For this annual Ingrid Bergman blogathon, which I've taken part in the last few years, I've chosen to cover the 1943 film FOR WHOM THE BELL TOLLS, which was released on Region A Blu-ray by Universal a few months back. Ingrid Bergman was nominated for a Best Actress Academy Award due to her performance as Maria, a young guerrilla fighter during the Spanish Civil War.
FOR WHOM THE BELL TOLLS was as high concept as you could get for early 1940s Hollywood. It was based on the already famous novel by Ernest Hemingway, and it was produced and directed by Sam Wood, who at the time was one of the most important filmmakers in the industry. Esteemed production designer William Cameron Menzies was part of the project as well. The leading man was to be Gary Cooper, and most of the film was to be shot on location near Sonora, California. (Shooting the film in Spain was in impossibility of course due to the Franco regime and WWII.) The movie was made in Technicolor and after a long shooting schedule was released by Paramount in 1943.

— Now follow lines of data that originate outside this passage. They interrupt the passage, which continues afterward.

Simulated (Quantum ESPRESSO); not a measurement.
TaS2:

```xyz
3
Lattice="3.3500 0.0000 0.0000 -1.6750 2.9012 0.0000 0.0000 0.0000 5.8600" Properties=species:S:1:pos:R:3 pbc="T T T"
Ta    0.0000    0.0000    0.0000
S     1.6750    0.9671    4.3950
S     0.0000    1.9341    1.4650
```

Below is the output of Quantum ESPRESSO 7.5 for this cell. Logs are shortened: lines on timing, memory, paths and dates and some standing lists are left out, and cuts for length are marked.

When filming on FOR WHOM THE BELL TOLLS began in late 1941 Bergman was not yet attached to the project, despite rumors that she would be cast. The production shut down after Pearl Harbor was attacked, and when filming resumed in July, 1942, Vera Zorina was cast in the role of Maria. Sam Wood was reportedly not happy with her, and soon Bergman was brought on to replace her.
The character of Maria is a teenage girl who has been mentally and physically traumatized by events she has experienced during the Spanish Civil War. She has seen her parents killed in front of her, she has had her head shaved, and even though it is not specifically stated in the film, it is obvious she has been sexually assaulted as well. Bergman is superb at conveying Maria's fragile emotional state--she is constantly shy and hesitant, only opening up to Gary Cooper's Robert Jordan, an American who is helping the band of guerrilla fighters the girl is with. Bergman's Maria is overwhelmed by the handsome older man, and she becomes infatuated with him. Jordan is taken by Maria as well, and much of their scenes together consist of them staring longingly at one another in close-up. Gary Cooper and Ingrid Bergman were two of the best-looking people in the world at the time, so you can't blame Sam Wood and William Cameron Menzies (who was just as responsible for the shot selections as the director was) for taking advantage of that fact. In fact much of this long film is made up of gripping close-ups of the characters, rare for an epic production like this made on mostly outdoor locations.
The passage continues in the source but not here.